I visited Markstakes Common May on the 7th, 12th and 17th May 2022.

(I get to places using Waze and one there I use AllTrails for my walks).

My discovery of Markstakes Common came about by accident: I was headed for a return trip to Beechmill Wood but finding roadworks blocking the road to Newick north of Chailey and a diversion too out of my way to bother with I doubled back, checked on The Woodland Trust website ‘Find A Wood’ and found this gem – a wood and common up there with any of the best ancient deciduous woods I’ve discovered around East Sussex over the last nine months. I was a bit late for any wood anemones or bluebells at their very best.

Nonetheless, even if not in their full glory, the common awash with bluebells on 7th May was wonderful to see – as if a blue mist were lifting off the common. 

Then I stumbled across a diversion in the path put there to protect an ancient oak – 360 years or more old, I believe. 

Then, there are more, many more ancient trees: oak, beech, ash and hornbeam. 

Courtesy of Friends of Markstakes Common there are various detailed maps picking out the ancient trees and the different habitats; it is this that has me fall in love with the Common; it has variety. 

There are ancient trees (I’m thinking 34 trees with ‘ancient’ status meaning they are over 350 + years old). 

Yet there are trees of all ages, open spaces and meadow, pools and ponds and seasonal streams. I can’t get enough of it. This suggests to me a space that will still be thriving in another 200 years time. 

I’d gladly live close-by. Each time I have come here I meet and talk to someone: an elderly gent with whom life-stories were shared, a mum with kids two young for school but hurtling around like puppies. Most of us had a dog, And young couples too. Everyone is happy to talk and share their love for this space. 

It is messy; trees fall and are left, maybe a few branches cut away to assist people on a walk. There is mud, partially dried up seasonal streams, a pond of sorts … 

Parking is easy; it is well-shaded off a quiet road by a sturdy stone walk with a large access gate. Unlike every other wood of its kind I have been to around the county there is not one sign here relating to the Country Code, the need to keep dogs on a lead, footfall because of bluebells or a myriad of other concerns that can cause organisations a flurry of worries, costs and concerns that necessitate information boards and other announcements in various forms that can stand up to the weather (or not), or look dated … but does any of it work? My understanding is that all that works are ‘ambassadors’ on the ground talking to as many people who visit a space as possible and sharing the word.  
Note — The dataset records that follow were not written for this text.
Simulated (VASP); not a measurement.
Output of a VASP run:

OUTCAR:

I even have to wonder if information boards and signage simply encourage footfall and visitors by their very presence and do little to contain behaviours: some people drop little and let their dog(s) shit where they like, others do not. Some people trudge across beds of wood anemones and bluebells in search of a unique shot or photo op while others keep back. 

These trees and these woods will, I very much hope, still be here long, long after we have gone. All we have to do is avoid killing them off while we’re around.